44. The Unreformed State of the Countryside: the Experiences of a Calvinist Minister at Zoetermeer, 6 July 1586

To the Honourable, Pious and Learned Arent Cornelisz.

Grace and peace through Christ. Honourable, most wise and best-beloved brother!

In order to lend weight to your remonstrance concerning the profanation of the Sabbath and other abuses,1 I must in conscience tell you that on the fast-day appointed for 18 June last, an officer of my lord, the baljuw of Rijnland, was here and the same entered the house of a smith, one Master Jacob from Brabant, who gives instructions to many peasants how to sell and how to sharpen their farming implements (as he does too every Sunday). To the best of my knowledge nothing much was done because the aforesaid summoner is a very papist (the aforesaid smith is likewise also very papistical and an enemy of the truth), who on 4 July last read out an offensive ditty against our superior magistrates while sitting on board a barge. Besides the aforesaid officer freely takes bribes, or so it is said here. The minister at Hazerswoude has also complained to me about that on the said most recent fast-day the secretary, on his way to oversee the partition of some estate, rode through the village of Hazerswoude in a waggon with some others, in the presence of many peasants, at the same time as the bell to announce the sermon was rung for the third time. Nor can I conceal from you that during the administration of the Lord’s Supper on 22 June last somebody fired a gun or hackbut in the yard of an innkeeper or tapster, which lies two or three houses away from the churchyard and the same thing has happened on two or three occasions. I do not know what they intend by this, but drunkards and other frivolous persons, along with all the tavern keepers or tapsters, congregate in large numbers during the Sunday sermon.

And I can scarcely find words to describe the superstitious practices used by the papists when they bury their dead. They have so many strange fancies about making the shroud, placing the body in this way or that in the charnel house, going to the grave-side or to the church to pray, assisting or kissing the bier and making many unprofitable pilgrimages for the benefit of the deceased and, after the funeral, throwing a slap-up feast …. Nor can I refrain from telling you that for several days past here, and especially yesterday, the papists on the barges which carry goods to the market … have behaved very menacingly and insolently. They say that the ministers and others will assuredly pay because the pilgrims going to Wilsveen had been arrested. They also spoke scornfully to the effect that the procureur generaal dare not release these now and that they had taken measures so that it would be some while before pilgrims were again arrested. In short, unless the papists are curbed, they will eventually do as they please, if nothing is done to improve matters.

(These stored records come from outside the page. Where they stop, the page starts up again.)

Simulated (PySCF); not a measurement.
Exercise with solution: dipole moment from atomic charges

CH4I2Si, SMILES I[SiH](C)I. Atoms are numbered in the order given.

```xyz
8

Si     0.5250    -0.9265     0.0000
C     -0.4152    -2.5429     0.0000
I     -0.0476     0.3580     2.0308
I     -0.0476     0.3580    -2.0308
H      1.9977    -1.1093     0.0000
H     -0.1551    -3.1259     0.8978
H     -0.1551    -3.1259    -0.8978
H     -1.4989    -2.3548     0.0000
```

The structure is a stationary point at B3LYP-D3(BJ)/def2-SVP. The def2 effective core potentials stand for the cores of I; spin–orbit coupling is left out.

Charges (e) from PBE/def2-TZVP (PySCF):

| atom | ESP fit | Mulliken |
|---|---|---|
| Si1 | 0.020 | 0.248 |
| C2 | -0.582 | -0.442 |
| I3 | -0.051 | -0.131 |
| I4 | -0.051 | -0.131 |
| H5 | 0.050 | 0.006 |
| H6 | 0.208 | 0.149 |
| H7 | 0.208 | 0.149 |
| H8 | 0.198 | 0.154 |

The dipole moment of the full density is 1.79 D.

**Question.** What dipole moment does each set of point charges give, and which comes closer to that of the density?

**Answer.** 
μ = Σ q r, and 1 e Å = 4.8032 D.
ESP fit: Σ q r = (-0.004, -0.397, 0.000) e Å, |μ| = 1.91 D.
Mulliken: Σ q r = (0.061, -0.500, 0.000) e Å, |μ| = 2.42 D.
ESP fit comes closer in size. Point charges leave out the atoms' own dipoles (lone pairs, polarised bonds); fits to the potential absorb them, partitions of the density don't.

May the Lord keep you and the whole synod by his Holy Spirit and may He fill the higher authorities with the same spirit that one day all the excesses may be removed. Amen. Written on 6 July 1586 by your servant, Winandus Beeck Gerardi, prepared as ever.

Source : L. Knappert, ‘Stukken uit den stichtingstijd der Nederlandsche Hervormde Kerk: Eene plattelandsgemeente anno 1582’, Nederlandsch Archief voor Kerkgeschiedenis 7 (1910) 259-60.

1 The National Synod of The Hague, meeting in June 1586, addressed a remonstrance to Leicester concerning those matters on which the Reformed Church wanted the civil powers to act. These included the profanation of Sunday and the suppression of superstitious practices.